CBN Revokes Licences Of 46 Microfinance Banks In Major Sector Clean-Up

CBN Intensifies Regulatory Oversight with Closure of 46 Microfinance Banks
Licence Revocations Signal Tougher Era for Nigeria’s Financial Sector
NIGERIA’S financial regulators have launched one of the most significant enforcement actions in recent years following the Central Bank of Nigeria’s (CBN) revocation of the operating licences of 46 Microfinance Banks (MFBs), a move experts say reflects a stricter regulatory approach aimed at strengthening financial stability and restoring confidence in the banking industry.
The action, which was quickly followed by the Nigeria Deposit Insurance Corporation’s (NDIC) commencement of liquidation proceedings, is widely regarded as a decisive effort to remove weak financial institutions, reinforce regulatory discipline and protect depositors from the risks associated with distressed lenders.
Financial analysts argue that the coordinated intervention demonstrates an emerging policy of zero tolerance for persistent regulatory breaches, poor corporate governance, weak capitalisation and unsound risk management practices within Nigeria’s banking system.
Regulators Move to Protect Depositors
Following the licence revocations, the NDIC assumed responsibility as statutory liquidator in accordance with the provisions of the Banks and Other Financial Institutions Act (BOFIA) 2020 and the Nigeria Deposit Insurance Corporation Act 2023.
The corporation has begun taking over the affected institutions while verifying depositors and processing insured deposit payments for eligible customers.
The NDIC also advised members of the public to discontinue banking transactions with the affected institutions, warning that they are no longer licensed to conduct banking operations.

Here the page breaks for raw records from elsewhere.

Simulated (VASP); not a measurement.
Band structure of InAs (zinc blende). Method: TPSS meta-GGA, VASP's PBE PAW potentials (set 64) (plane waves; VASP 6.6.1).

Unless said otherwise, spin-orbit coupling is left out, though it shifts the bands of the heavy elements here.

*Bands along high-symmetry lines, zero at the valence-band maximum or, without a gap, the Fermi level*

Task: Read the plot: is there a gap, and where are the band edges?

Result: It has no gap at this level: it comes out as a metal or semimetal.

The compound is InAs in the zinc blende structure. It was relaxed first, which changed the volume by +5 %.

In addition, the corporation cautioned against tampering with, concealing or removing assets and records belonging to the failed banks, noting that such actions constitute violations of existing financial regulations.
Industry observers believe the speed of the NDIC’s intervention is critical in preventing panic among depositors while preserving confidence in Nigeria’s financial safety net.
Experts Describe Action as Strong Regulatory Signal
Banking experts have welcomed the development, describing it as one of the strongest regulatory actions undertaken by the CBN in recent years.
According to financial analysts, the apex bank has consistently strengthened supervisory standards by insisting on higher levels of capital adequacy, prudent lending practices, effective corporate governance, robust internal controls and timely regulatory reporting.
Stephen Iloba, a Lagos-based banking analyst, noted that allowing chronically distressed institutions to continue operating would only expose depositors to greater financial risk while undermining confidence in the banking sector.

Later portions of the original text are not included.